# Thread: Are linearly independent subsets unique?

1. ## Are linearly independent subsets unique?

Problem:

Find a linearly independent set of vectors that spans the same subspace of V as that spanned by the original set of vectors.

Question:

For these problems, you set up a homogeneous system of equations and find a dependency relationship between the vectors. This seems to imply that the answer is not unique, i.e., depending on what vector you solve for, you can remove that particular one from the original set. However, in the following example, my text says there is only one solution, while I think there are different ones depending on what equation you solve for.

Example:

V=P1, {2-5x,3+7x,4-x}

Now, the dependency relationship turns out to be:

−3p1(x) + p2(x) + 2p3(x) = 0

The text solves for p2(x) and removes it from the original set. I don't see why I can't solve for any one of the equations and remove it from the original set?

Any help would be much appreciated!

2. Originally Posted by divinelogos
V=P1, {2-5x,3+7x,4-x}. Now, the dependency relationship turns out to be: −3p1(x) + p2(x) + 2p3(x) = 0

How do you get that relationship?

The text solves for p2(x) and removes it from the original set. I don't see why I can't solve for any one of the equations and remove it from the original set?

Any pair of vectors of the given family are linearly independent and span $V$ .

3. Originally Posted by divinelogos
Problem:

Find a linearly independent set of vectors that spans the same subspace of V as that spanned by the original set of vectors.

Question:

For these problems, you set up a homogeneous system of equations and find a dependency relationship between the vectors. This seems to imply that the answer is not unique, i.e., depending on what vector you solve for, you can remove that particular one from the original set. However, in the following example, my text says there is only one solution, while I think there are different ones depending on what equation you solve for.

Example:

V=P1, {2-5x,3+7x,4-x}

Now, the dependency relationship turns out to be:

−3p1(x) + p2(x) + 2p3(x) = 0
No, it isn't. Assuming you mean p1= 2- 5x, p2= 3+ 7x, p3= 4- x, then 3p1+ p2+ 2p3= 3(2- 5x)+ (3+ 7X)+ 2(4- x)= 6- 15x+ 3+ 7x+ 8- 2x= (6+ 3+ 8)+ (-16+ 7- 2)x= 17-11x, not 0.

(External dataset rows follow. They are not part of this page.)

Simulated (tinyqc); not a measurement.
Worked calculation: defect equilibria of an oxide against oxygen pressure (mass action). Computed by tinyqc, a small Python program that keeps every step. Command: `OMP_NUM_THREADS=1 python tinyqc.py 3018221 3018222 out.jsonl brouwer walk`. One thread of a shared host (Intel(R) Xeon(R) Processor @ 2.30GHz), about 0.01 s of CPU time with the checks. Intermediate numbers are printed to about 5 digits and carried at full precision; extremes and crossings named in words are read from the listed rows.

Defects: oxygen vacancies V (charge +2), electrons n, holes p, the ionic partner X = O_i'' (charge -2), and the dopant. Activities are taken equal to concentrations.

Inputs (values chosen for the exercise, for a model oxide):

The text solves for p2(x) and removes it from the original set. I don't see why I can't solve for any one of the equations and remove it from the original set?

Any help would be much appreciated!
Yes, you could. In fact, because the space of linear functions is two dimensional, with doing any "solving" (perhaps your text wanted to prove that the space was two dimensional), we know this set of 3 vectors must be dependent. But since no two of these are multiples of one another, any two will be independent and form a basis.